My previous post about the Little Things seems to have resonated with more people than I expected -- which makes me very glad to have somehow offered comfort, empathy, and inspiration.
I was a bit scared about sharing that much, about opening up more than I am used to. But I realised that most of the fear was groundless. The worst effect is irrelevance, as far as I am concerned. That people simply would not care or think it worthwhile or important. I am not even considering those who would find it offensive or wrong -- they are not the people I am writing for. What matters is how some people felt less alone and less misunderstood, and how a different perspective offers another way from the default.
Then because of what I opened up and shared, there was a little plot twist.
Remember that I am on a tight budget because of a delayed paycheck? Because of that previous post, someone had come forward to offer a lifeline -- a small loan to help tide me over while I wait for the checks to come through next month. Most unexpected, and much appreciated. I have to admit I was stunned for a few moments. And then I started to recognise the magic afoot. And I am not so foolish as to refuse.
Immediately I felt something that was wound up very tight inside my chest begin to loosen. I never realised it was there. The tightness was such that it had integrated into my bones and behaved like a muscle -- an inner armour to brace myself and keep me strong. A defence mechanism to shore up all the good vibes and energies and positivities against the taunts and temptations of despair and disappointment. The lifeline loan buys me a bit more peace of mind.
Today the doorbell rang and a dear friend I have not seen for a long time was standing right outside the gate with her lovely daughter and they brought me a gift. I was both happily surprised and also caught up in puzzled wonder -- after all these years and then also to pick this particular moment. I posted a shot of the gift on Instagram and my caption captured what I felt:
Once in the while the stars align just so, and streaks of magic connect, and gifts show up unexpectedly at your doorstep.

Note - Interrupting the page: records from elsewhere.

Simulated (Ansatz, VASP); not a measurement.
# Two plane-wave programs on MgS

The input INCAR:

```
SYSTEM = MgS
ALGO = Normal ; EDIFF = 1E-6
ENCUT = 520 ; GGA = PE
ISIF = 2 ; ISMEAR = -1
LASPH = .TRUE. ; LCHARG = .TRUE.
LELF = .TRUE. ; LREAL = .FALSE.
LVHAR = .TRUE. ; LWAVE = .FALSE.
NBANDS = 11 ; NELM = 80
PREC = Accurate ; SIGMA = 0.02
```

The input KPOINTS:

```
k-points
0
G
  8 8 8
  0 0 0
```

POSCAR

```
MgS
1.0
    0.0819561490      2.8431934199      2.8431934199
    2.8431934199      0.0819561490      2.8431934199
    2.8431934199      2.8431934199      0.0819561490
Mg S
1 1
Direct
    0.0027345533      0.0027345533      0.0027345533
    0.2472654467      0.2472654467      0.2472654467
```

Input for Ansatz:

Much in keeping with my theme of little things -- a pen rest in the form of a cat. A gift that carries much more weight, meaning, knowing, and understanding than it looks. It is a tiny thing, yet it overwhelms me.
When you are on the right track, signs, messengers, and gifts show up. Help shows up.
"Once you have crossed the threshold, if it is really your adventure --- if it is a journey that is appropriate to you deep spiritual need or readiness --- helpers will come along the way to provide magical aid...You are given little tokens that will protect you and keep you on the path."